- 250 grams arbi (colocasia roots or seppankizhangu) – boiled and peeled
- ½ teaspoon mustard seeds
- 1 sprig curry leaves
- 1 or 2 dry red chilies
- ¼ teaspoon turmeric powder
- ½ teaspoon red chili powder
- ½ teaspoon sambar powder
- 1 pinch asafoetida (hing)
- 1 tablespoon rice flour
- 2.5 tablespoon oil
- 1 tablespoon chopped coriander leaves – optional
- salt as required
1. First rinse 250 grams arbi/colocasia roots very well in running water. Then drain and steam them in a pressure cooker or electric cooker or a steamer till they are softened. The taro roots should be cooked completely, buy not mushy. If cooking in a pressure cooker, then cook for 2 to 3 whistles. To check doneness, a knife should easily slid in the taro roots.

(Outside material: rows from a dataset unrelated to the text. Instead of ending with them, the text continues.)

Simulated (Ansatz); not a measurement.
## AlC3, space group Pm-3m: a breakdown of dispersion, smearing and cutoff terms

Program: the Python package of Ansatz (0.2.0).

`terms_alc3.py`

2. peel them once they become warm.
3. Slice them into rounds.
4. Heat 2.5 tbsp oil in a frying pan. Lower the flame. Add 1 tsp mustard seeds and crackle them.
5. Then add 1 to 2 broken dry red chilies, 7 to 8 curry leaves and a generous pinch of asafoetida. stir and saute for half a minute or till the chilies change color.
6. add the sliced arbi.
7. Stir very well.
8. Sprinkle ¼ tsp turmeric powder, ½ tsp red chili powder and ½ tsp sambar powder. If you don’t have sambar powder, then add ¼ tsp coriander powder and ¼ tsp garam masala powder.
9. Add 1 tbsp rice flour. If you don’t have rice flour, then skip it.
10. Stir again very well so that the spice powders and rice flour are evenly mixed.
11. Add salt as required.
12. Stir again and on a low flame, roast the arbi roots till they get start getting crisp and golden. Turn over and roast the other side too.
13. Here the colocasia roots are done. I cooked for about 10 minutes on a low flame, turning each arbi slice at intervals for even roasting and browning.
14. This step is optional and only if you like coriander leaves. Sprinkle 1 tbsp chopped coriander leaves and stir. If you like a little tang, then add 1 tsp lime juice or dry mango powder and stir well.
15. Serve arbi roast with sambar-rice, rasam-rice or dal-rice.